Notes for C/Fortran into Tcl

Rough draft 08-11-99
Minor updates 01-03-00
Revised again 27-02-01

Any comments/corrections/additions welcome - send to p.j.briggs@ccp4.ac.uk

Contents

1. Calling C from Tcl

1.1 Overview

Tcl has a library of C functions which you can use in your C code to build new Tcl functions. There are two approaches that one can adopt:

  1. create a loadable package (i.e. shared object, .so, or dynamically loadable library, DLL), or
  2. create a "custom main program".

In either case the way the commands are defined/written in C is the same - the differences are how you get the commands into your Tcl interpreter (e.g. wish).

In the first case the shared object/DLL is loaded into the interpreter at run-time, to make the new commands available. In the second case, the Tcl/Tk libraries are linked into the program at compilation-time, so that you end up with a customised interpreter which has the new commands embedded in it automatically.

1.1.1 Using a DLL

Inside a script, the DLL is loaded using the load command, eg:

    load ccp4tcl.so ccp4tcl
This tells the script that it is looking for a package called "ccp4tcl" in a file ccp4tcl.so

Upon loading the package the script looks for a C procedure called <package>_Init (e.g. Ccp4tcl_Init). The first letter of the package name is automatically uppercased; the rest automatically lowercased.
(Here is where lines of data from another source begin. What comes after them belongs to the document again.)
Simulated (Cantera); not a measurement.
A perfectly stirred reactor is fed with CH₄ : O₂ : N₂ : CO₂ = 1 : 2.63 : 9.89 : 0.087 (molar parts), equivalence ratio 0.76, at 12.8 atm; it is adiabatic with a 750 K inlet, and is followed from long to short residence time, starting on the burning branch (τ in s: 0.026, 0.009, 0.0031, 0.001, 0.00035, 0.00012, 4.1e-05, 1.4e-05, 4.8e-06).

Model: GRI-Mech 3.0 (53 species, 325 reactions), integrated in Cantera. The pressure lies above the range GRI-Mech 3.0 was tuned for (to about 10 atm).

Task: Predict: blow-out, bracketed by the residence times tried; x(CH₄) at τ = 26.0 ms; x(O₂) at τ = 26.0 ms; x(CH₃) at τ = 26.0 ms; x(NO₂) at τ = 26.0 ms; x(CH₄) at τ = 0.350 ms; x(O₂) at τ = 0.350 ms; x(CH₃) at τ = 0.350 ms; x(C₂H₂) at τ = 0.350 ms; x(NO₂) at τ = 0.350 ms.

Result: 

<package>_Init registers the commands in the package. This is done by calling a command called Tcl_CreateObjCommand (from the Tcl C library) for each of the new commands in the package. For example:

int Ccp4tcl_Init(Tcl_Interp *interp) {

  /* Register the commands in the package */

  Tcl_CreateObjCommand(interp, "proc_no_1", ProcNo1,
       (ClientData)NULL, (Tcl_CmdDeleteProc *)NULL);

  Tcl_CreateObjCommand(interp, "proc_no_2", ProcNo2,
       (ClientData)NULL, (Tcl_CmdDeleteProc *)NULL);
  ...
  etc
  ...
  return TCL_OK
}

Here proc_no_1 etc is the name of the command as it will be called in the script, and ProcNo1 is the name of the corresponding C function as defined later in the file (see section 1.2).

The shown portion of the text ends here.